In an interview with LSA, Carrefour's chief executive, Georges Plassat, has discussed the retailer's recent initiatives and what this means for it in the short to medium term.
Carrefour to be built on three geographic pillars
Plassat stated that Carrefour had expanded globally too far, which had stretched its resources, with the recent disposals easing 'the financial pressure off the company'. Following on from the sales and changes to joint venture agreements, he stated that Carrefour would develop three geographical pillars: Europe, South America – built on the strong foundations of Brazil and Argentina and its hypermarkets and Atacadão formats – and Asia – where he highlighted China and Taiwan. He refuted suggestions that Carrefour would exit Brazil or China.
In other news this week, in Europe Carrefour has opened its first store in a municipal market in Spain, extending its reach into neighbourhood locations. Further afield, Carrefour announced a joint venture deal that will help it expand into eight countries in West and Central Africa.
Focus on France to be sustained
Carrefour's chief executive said that investment was needed in France as it was a 'country that needs investment' and that it had suffered from a lack of spending for 10 years. Commenting on the retailer's investment plans for 2013, Plassat said that €2.3 billion would be spent globally, with a big portion of this in France.
He underlined how the retailer was trying to pass more autonomy and decision making responsibility to store managers. Plassat said that there had been ‘excessive centralisation' following the merger of Carrefour and Promodès, which he said had ‘killed store based initiatives'. Recent appointments were highlighted as likely to engender empowerment of store managers and enable them to build a stronger bond with shoppers.
Plassat said that Carrefour would also support local producers, highlighting that it will pay farmers more for their milk. This initiative is likely to work well with the retailer's recent move to boost the visibility of local producers in store, especially within fresh produce. For more please see our recent store visit to Carrefour's hypermarket in Lille.

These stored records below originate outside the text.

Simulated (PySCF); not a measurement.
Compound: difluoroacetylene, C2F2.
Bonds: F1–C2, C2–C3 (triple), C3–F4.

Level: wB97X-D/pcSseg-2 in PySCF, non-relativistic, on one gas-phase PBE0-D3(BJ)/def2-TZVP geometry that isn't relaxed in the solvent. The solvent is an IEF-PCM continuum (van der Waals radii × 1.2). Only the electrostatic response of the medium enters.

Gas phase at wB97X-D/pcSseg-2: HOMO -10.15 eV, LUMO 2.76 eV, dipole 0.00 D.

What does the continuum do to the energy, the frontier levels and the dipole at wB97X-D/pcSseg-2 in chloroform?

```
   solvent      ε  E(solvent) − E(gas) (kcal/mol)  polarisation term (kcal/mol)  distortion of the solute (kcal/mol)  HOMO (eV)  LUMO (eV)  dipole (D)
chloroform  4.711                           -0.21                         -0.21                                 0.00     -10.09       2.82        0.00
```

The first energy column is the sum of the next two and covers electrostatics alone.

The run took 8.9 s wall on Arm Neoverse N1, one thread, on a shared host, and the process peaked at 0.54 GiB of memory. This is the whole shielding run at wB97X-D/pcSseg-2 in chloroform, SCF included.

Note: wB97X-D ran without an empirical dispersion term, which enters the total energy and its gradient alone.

Evolution of hypermarkets to continue
Although he noted that the retailer must think multichannel and not just about its hypermarkets, there would be continued investment in its largest stores. In terms of product mix, Plassat said that to remove non-food from its hypermarkets would be a mistake, although the range would be adapted so that stores had a wider permanent assortment, albeit at the detriment of seasonal offers. Specifically, he said that decisions about what seasonal products to stock would be decided by the relevant store manager.